A close reading, however, reveals that in virtually all cases where our forefathers took multiple wives, it was for a specific reason. Abraham married Hagar only after Sarah suggested that he do so because she and Abraham had no children together. Another classic example is Jacob. He married Leah only because he was tricked into it by Laban. Similarly, he took Bilhah and Zilpah at the advice of his first two wives, who wished to bear children through them.

Yet the Torah does not outlaw polygamy.

Approximately one thousand years ago, the noted German scholar Rabbi Gershom “the Light of the Diaspora” banned polygamy.1 This ban was accepted as law by all Ashkenazic Jews, but was not recognized by Sephardic and Yemenite communities.

Practically speaking, polygamy is almost nonexistent today even amongst Sephardic Jews, due to the fact that the overwhelming majority of them live in societies where polygamy is not legally and/or socially acceptable.

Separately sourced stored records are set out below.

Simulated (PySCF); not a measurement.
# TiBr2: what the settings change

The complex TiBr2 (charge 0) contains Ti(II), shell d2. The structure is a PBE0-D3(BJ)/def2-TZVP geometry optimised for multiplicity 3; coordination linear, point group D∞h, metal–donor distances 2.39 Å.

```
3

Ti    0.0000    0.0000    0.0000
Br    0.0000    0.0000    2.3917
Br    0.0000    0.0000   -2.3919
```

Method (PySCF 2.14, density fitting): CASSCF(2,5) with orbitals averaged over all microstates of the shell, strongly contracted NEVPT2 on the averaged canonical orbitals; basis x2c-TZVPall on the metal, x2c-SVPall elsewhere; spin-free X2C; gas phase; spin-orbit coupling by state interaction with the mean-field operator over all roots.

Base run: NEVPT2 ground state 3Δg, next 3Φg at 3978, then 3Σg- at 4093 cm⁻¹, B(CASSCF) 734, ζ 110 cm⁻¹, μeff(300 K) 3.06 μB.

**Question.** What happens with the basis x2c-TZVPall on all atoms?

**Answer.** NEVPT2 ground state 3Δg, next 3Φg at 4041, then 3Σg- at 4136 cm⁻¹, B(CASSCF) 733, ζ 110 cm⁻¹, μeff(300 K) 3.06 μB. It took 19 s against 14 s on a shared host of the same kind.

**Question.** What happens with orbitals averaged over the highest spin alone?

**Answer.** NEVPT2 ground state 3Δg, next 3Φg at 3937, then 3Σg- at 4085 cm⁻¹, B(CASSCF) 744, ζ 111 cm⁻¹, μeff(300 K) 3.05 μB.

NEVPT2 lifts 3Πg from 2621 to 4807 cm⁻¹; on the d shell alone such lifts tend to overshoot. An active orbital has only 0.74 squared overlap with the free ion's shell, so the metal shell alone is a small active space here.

A number of reasons are given for Rabbi Gershom’s ban:

  • It was instituted to prevent people from taking advantage of their wives.2
  • It was intended to avoid potential infighting between rival wives,3 which may also lead to the transgression of a number of biblical violations.4
  • Rabbi Gershom was concerned lest the husband be unable to provide properly for all his wives (especially during the difficult times of exile).5
  • The ban is intended to avoid the inherent rivalry and hatred between rival wives
  • There is a concern that a man may marry two wives in different locations, which may lead to forbidden relationships between offspring.6
  • While it has been suggested that it was adopted from Christian practice and laws, to avoid Christian attacks against Jews who act otherwise,7 this argument has been assailed by many other halachic authorities.

As far as Jewish thought is concerned, it would seem that polygamy is not, and never was, an ideal state. The mystical works are replete with references to husband and wife being two halves of one whole. Interestingly, I’ve never encountered an episode in the Talmud or Midrash—which predate Rabbi Gershom’s ban on polygamy—which involves a polygamous family. While it is certainly possible that such stories do exist, it is quite apparent that polygamy was never the norm.

Practically speaking as well, polygamy is a big financial strain, as the husband is required to provide for all the needs of, as well as separate housing for, two households.

In all probability, polygamy was always considered a last-resort option for men who were married to barren women and who wished to have children without divorcing the wives they loved. Monarchs also routinely used polygamy to cement relationships with different tribal factions and families.

FOOTNOTES
1.

There is a loophole in this ban, allowing a man to marry a second wife under certain extenuating circumstances—for example, if the wife’s deteriorated mental condition renders her halachically incapable of receiving a Jewish divorce. In such an instance, a dispensation signed by 100 rabbis is necessary, and the husband must place the amount of money promised in the ketubah (marriage contract) in an escrow account, in the event that conditions will one day allow the wife to receive the divorce.

2.

Maharik in the name of Rashba, cited in Darchei Moshe, Even ha-Ezer 1:10.

3.

Mordechai, Ketubot 291, cited in Darchei Moshe ibid. 1:12.

4.

Responsa of Maharam Schick, Even ha-Ezer 4.

5.

Responsa of Maharam mi-Padua, 14; Responsa Mishkenot Yaakov, 1.

6.

Mishkenot Yaakov ibid.

7.

Responsa She’eilat Yaavetz 2:15.

Rabbi Naftali Silberberg resides in Brooklyn, NY, with his wife Chaya Mushka and their three children.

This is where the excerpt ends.